At the regional conference held at the University of California, Irvine, in 1985 [24],
Harald Upmeier posed three basic questions regarding derivations on JB*-triples:
(1) Are derivations automatically bounded?
(2) When are all bounded derivations inner?
(3) Can bounded derivations be approximated by inner derivations?
These three questions had all been answered in the binary cases. Question 1
was answered affirmatively by Sakai [17] for C*-algebras and by Upmeier [23]
for JB-algebras. Question 2 was answered by Sakai [18] and Kadison [12] for von
Neumann algebras and by Upmeier [23] for JW-algebras. Question 3 was answered
by Upmeier [23] for JB-algebras, and it follows trivially from the Kadison–Sakai
answer to question 2 in the case of C*-algebras.

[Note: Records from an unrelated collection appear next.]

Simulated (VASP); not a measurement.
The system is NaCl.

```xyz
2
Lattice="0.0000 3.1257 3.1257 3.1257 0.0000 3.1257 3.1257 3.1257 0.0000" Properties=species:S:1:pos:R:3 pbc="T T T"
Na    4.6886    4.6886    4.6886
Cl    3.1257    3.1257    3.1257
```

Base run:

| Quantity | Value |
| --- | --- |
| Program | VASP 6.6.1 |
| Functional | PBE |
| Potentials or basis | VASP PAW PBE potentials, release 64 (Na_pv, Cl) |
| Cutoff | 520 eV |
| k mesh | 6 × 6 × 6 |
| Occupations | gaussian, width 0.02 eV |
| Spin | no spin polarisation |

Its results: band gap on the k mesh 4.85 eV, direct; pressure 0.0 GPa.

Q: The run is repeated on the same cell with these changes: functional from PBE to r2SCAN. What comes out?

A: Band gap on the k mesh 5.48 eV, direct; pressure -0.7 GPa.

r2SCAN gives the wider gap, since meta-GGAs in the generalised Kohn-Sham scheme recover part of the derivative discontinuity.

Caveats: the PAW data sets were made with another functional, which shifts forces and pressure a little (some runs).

In the ternary case, both question 1 and question 3 were answered by Barton and
Friedman in [3] for complex JB*-triples. In this paper, we consider question 2 for
real and complex JBW*-triples and question 1 and question 3 for real JB*-triples.
A real or complex JB*-triple is said to have the inner derivation property if every
derivation on it is inner. By pure algebra, every finite-dimensional JB*-triple has the
inner derivation property. Our main results, Theorems 2, 3 and 4 and Corollaries 2
and 3 determine which of the infinite-dimensional real or complex Cartan factors
have the inner derivation property.